Zotero is a free, open source extension for the Firefox browser, that enables users to collect, manage, and cite research from all types of sources from the browser. It is partly a piece of reference management software, used to manage bibliographies and references when writing essays and articles. On many major research websites such as digital libraries, Google Scholar, Google Books, Amazon.com, and even Wikipedia, Zotero detects when a book, article, or other resource is being viewed and with a mouse click finds and saves the full reference information to a local file. If the source is an online article or web page, Zotero can optionally store a local copy of the source. Users can then add notes, tags, and their own metadata through the in-browser interface. Selections of the local reference library data can later be exported as formatted bibliographies.

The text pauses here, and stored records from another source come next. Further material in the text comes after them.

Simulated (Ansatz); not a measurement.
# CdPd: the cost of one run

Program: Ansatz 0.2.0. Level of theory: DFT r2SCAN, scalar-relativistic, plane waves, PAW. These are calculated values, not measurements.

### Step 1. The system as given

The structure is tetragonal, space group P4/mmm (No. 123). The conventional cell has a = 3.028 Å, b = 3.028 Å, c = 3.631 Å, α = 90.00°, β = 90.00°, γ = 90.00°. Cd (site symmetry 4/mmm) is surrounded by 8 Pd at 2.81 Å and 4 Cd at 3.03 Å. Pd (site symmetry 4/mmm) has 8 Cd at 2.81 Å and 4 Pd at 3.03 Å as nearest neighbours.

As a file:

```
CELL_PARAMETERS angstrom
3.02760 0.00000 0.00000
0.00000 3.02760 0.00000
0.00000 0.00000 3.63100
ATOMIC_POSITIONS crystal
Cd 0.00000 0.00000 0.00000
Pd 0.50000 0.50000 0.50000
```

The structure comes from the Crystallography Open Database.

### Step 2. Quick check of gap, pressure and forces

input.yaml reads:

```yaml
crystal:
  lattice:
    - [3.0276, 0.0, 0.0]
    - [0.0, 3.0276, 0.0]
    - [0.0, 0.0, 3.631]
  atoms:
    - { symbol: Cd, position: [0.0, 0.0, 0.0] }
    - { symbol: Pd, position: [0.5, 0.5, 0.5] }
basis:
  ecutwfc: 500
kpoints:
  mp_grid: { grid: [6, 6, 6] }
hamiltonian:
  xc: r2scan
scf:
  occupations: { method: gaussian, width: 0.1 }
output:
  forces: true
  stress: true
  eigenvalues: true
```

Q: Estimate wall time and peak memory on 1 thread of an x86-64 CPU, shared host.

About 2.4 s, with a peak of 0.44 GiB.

The program is produced by the Center for History and New Media of George Mason University (GMU). It is open and extensible, allowing other users to contribute citation styles and site translators, and more generally for others who are building digital tools for researchers to expand the platform.[1] The name is loosely derived from an Albanian verb meaning "to master".[2]

It is aimed at replacing the more cumbersome traditional reference management software, originally designed to meet the demands of offline research.

The Commonwealth of Virginia has been sued by Thomson Reuters, who claim that Zotero's developers reverse-engineered EndNote and that Zotero hosts citation style language files that were converted from EndNote's proprietary style format, in violation of the EndNote EULA.[3]